To deal with repercussions of the Madoff scandal, the SEC is also conducting targeted examinations that focus on self-custody practices of certain dually registered firms, and preparing a rulemaking that will address self-custody and other issues, Tittsworth says. The IAA sent a letter to SEC Chairman Mary Schapiro on March 6 setting forth various recommendations for the anticipated rulemaking.

OCIE’s letter states that “in order to perform a valid verification of assets, the staff must request independent confirmation of investor assets from various third-parties,” including clients, derivative counterparties, hedge fund investors, custodians, DTCC, and auditors. In these requests, exam staff will seek confirmation of cash and securities held by a sample of advisory clients as of a specific date and confirmation of transactions in such accounts over a period of time, the SEC says. Exam staff will ask clients to confirm that their account balances as of a specific date were consistent with their own records and that the contributions and withdrawals from their account were authorized.

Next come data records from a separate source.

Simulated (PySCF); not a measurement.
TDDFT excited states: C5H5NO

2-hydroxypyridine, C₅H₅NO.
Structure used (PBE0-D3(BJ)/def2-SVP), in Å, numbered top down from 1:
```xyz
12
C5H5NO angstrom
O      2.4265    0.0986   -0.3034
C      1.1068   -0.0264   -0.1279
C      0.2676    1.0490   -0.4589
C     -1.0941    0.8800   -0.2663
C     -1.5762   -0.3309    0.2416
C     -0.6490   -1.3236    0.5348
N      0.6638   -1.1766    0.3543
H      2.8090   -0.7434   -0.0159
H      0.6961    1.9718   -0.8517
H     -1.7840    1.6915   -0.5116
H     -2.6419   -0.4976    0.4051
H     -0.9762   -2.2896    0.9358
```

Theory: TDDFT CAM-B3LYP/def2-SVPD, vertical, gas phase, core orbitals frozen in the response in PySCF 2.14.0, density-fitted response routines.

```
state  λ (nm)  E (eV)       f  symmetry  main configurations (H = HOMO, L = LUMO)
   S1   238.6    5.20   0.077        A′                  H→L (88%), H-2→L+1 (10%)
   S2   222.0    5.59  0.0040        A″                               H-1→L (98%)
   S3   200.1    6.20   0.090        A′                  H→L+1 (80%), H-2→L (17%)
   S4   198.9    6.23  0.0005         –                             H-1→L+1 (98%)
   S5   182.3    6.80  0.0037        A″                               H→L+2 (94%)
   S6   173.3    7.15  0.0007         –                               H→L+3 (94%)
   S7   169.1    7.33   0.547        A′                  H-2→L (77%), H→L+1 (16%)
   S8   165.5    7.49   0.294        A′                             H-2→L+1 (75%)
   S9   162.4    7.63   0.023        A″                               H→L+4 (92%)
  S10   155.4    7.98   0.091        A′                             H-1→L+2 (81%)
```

Tittsworth says that OCIE’s letter to IAA states that these requests should not be considered as an indication by the SEC that any violations have occurred and should not reflect adversely on the advisor. The SEC exam staff’s letter to clients seeking account confirmation will also “make clear that the request should not be construed as a reflection on the adviser or that any violation of the law has occurred.” According to IAA, OCIE also re-affirms that both its examinations and its communications with clients and other third parties during exams are non-public.